At each stop, a highly efficient state PR machinery lists out agreements made and deals struck. Most important of all, an array of Indian TV channels cover these visits as rolling breaking news with blow-by-blow updates.
The image created is one of a highly successful salesman of all things India Inc.
But beyond the rhetoric and shows of friendship, how does one define Modi's foreign policy? What does his impressive salesmanship mean for India, the region, and the world?
Non-alignment
There is no better place to start than with properly discarding a theory New Delhi was once renowned for: "non-alignment."
In the 1950s and 60s, India emerged as a founder and moral champion of NAM — the Non-Aligned Movement — whose member states professed to steer clear of formal alignments for or against great powers.

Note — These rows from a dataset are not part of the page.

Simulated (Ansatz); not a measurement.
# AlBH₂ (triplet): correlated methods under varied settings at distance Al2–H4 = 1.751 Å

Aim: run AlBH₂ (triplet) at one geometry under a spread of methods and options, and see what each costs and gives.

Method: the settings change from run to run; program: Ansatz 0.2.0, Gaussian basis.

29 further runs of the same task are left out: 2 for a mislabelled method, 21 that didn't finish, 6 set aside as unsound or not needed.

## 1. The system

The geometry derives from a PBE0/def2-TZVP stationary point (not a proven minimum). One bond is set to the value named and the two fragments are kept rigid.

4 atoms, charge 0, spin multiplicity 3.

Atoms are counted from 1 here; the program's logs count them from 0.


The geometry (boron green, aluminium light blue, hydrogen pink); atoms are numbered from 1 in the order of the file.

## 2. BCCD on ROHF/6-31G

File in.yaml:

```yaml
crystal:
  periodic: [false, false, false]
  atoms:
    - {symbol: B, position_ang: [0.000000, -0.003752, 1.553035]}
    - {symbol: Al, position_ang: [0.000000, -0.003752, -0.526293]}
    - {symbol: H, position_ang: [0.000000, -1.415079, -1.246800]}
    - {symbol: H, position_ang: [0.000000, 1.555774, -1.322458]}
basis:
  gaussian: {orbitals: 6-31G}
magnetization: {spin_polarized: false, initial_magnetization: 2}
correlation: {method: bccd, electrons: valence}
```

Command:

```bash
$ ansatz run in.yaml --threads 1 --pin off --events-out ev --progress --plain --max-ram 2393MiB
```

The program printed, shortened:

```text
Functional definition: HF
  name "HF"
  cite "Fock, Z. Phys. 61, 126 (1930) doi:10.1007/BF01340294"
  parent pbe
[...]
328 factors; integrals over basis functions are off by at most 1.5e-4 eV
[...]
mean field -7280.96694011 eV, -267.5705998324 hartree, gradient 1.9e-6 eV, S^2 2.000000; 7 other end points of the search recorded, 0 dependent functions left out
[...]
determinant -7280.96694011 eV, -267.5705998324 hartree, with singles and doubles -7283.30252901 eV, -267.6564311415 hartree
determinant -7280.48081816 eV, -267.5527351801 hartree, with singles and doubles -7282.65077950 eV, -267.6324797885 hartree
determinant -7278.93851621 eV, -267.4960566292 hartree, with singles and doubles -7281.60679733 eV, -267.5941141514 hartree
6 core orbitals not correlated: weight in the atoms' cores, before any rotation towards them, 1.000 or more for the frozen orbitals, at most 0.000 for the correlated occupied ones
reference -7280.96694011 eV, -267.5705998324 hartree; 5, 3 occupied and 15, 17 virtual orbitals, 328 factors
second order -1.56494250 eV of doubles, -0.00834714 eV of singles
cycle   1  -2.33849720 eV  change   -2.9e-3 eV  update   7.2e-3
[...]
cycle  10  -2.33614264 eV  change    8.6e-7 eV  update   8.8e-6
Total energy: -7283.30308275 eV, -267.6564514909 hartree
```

Experts say India has long abandoned the group's ideology, at least in practice. "People tend to forget India aligned with the Soviet Union in the 1970s and 80s," says Sumit Ganguly, a foreign policy expert and professor at Indiana University.
Under Modi, the perception of India as being decidedly aligned has only strengthened. In part, this is because of ever closer relations with the likes of Israel and Japan, and most of all, the United States. "There's baggage with the US," says Ganguly. "That's because it once supported Pakistan. That continues to haunt many elites in India."
The most visible nail in the non-aligned coffin seemed to come last September, when India declined to attend the group's summit. "That was a mistake," says Arun Sukumar, an analyst at India's Observer Research Foundation, pointing to the group's strength of 120 countries. "Modi underestimated the utility of NAM ... India could have been the country at the summit that said 'look, you need to be wary of China's influence'."
Strategic vision
Before becoming Prime Minister, Modi — who was previously Chief Minister of the Indian state of Gujarat — was something of an unknown quantity in respect to foreign policy. And yet, he seemed to adapt to the trappings of international diplomacy like a fish to water; he appeared wholly in his element meeting world leaders, and displaying a flair for personal touches that have become the hallmark of his friendly relations with many of his counterparts.
Yet Modi has rarely enunciated a clear vision for India's foreign policy, at least publicly.
The question then is whether Modi's engagement is working. "He's placed India on a global stage," says Ganguly, calling foreign policy "the brightest spot" in Modi's three years as Prime Minister so far. "But it remains to be seen what longer-term impact his globetrotting really has."
There has been an uptick in foreign investments as part of Modi's "Make in India" program, for example, but it's difficult to make an exclusive causality back to the PM's diplomacy.
Critics say despite appearances Modi hasn't changed the direction of Indian foreign policy. "Modi is building a foreign policy around himself," says Sukumar, pointing to the public relations messaging around the Prime Minister's global missives. "But he is outliving the effect of his personal diplomacy. His team has not put together a vision of something more defined or longer lasting."
The Trump factor
Perhaps the most visible Indian foreign policy shift in recent decades has been its closeness with the United States. On a visit to India in 2010, President Obama famously predicted the two countries would share "a defining partnership" of the 21st century. For Indians who remembered their ties with the erstwhile Soviet Union just two decades ago, this was a pronounced shift, an open declaration of shared values and goals. (Typically, India has also remained friendly with Russia under Putin).
But what happens under a White House run by President Donald J. Trump?
"It is far from clear that Trump has a vision of India and where it fits," says Ganguly. "Given Trump's mercurial nature, I worry that Modi may overextend himself on this one."
Don't forget China
How will India respond? "Modi needs to understand we're dealing with a different China now," says Sukumar, pointing to the 2008 financial crisis as a turning point in geopolitics. "Now that China has begun to assert itself our strategy has been to embrace ourselves further with the US, and the real concern is whether the White House under Trump has the same appetite to play a stabilizing presence in Asia."
Modi will likely point back to history to prove his path is correct. Even when India was non-aligned, it fought bitter wars with Pakistan and China. It's years of strategic alignment with the United States have proved relatively more peaceful, even if disputes always seem to be simmering close by.